Ibrahim Magu, acting chairman of the Economic and Financial Crimes Commission (EFCC), says the British government has helped the agency in “touching the untouchables” in its drive to purge Nigeria of corruption.
Magu made the statement on Wednesday while receiving a delegation from the United Kingdom under the aegis of Parliamentary Committee on International Development, who were on a visit to the commission’s head office in Abuja.
“Going down the memory lane, Magu pointed out that, the first funds received by the commission was actually gotten from the British government and that the fund was instrumental in the building of the EFCC Academy,” read a statement issued by Wilson Uwujaren, EFCC spokesman.”
According to him, it was because of the unwavering support of the UK that other countries were encouraged to come and partner with the EFCC.
The anti-graft czar added that the British government’s support gave the commission the courage to touch the untouchables in Nigeria.
“While commending President Buhari for his political will in fighting corruption, Magu also expressed delight over the commission’s relationships with other countries in Africa and beyond which he said had made it almost impossible for corrupt element to escape justice.
“The EFCC boss however solicited more support in the area of capacit- building in order to be abreast of the modern trends in investigation of corruption cases.” Speaking earlier, the leader of the delegation, Stephen Twigg, “expressed satisfaction over the activities of the commission in the fight against corruption and encouraged it to be steadfast in its vision to make Nigeria a corrupt free nation”.

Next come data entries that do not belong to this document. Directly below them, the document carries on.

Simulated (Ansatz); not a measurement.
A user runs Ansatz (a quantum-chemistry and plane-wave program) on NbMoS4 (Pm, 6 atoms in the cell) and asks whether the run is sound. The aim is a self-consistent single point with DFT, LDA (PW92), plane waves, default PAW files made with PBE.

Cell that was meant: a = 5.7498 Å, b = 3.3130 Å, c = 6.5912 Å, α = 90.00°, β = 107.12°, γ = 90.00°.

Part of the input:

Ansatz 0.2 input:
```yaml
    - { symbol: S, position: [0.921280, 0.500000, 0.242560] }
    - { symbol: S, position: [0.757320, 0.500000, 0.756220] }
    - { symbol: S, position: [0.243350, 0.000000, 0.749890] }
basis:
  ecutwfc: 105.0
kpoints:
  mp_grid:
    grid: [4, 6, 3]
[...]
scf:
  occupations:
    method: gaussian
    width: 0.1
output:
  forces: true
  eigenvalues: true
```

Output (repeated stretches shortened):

“Twigg said that they were in the commission to find out how they can be of help and to have a spot assessment of the ongoing project at the permanent site of the EFCC,” read the statement.
On the visit were Jeremy Lefroy, member of the parliament for Stafford Constituency; Wendy Morton, member of parliament for Aldridge Brownhills; Viendra Sharma, member of parliament for Ealing Southall; Helen Pruant MP, Dr Lisa Cameron MP, Albert Owen MP and Steven Ayres.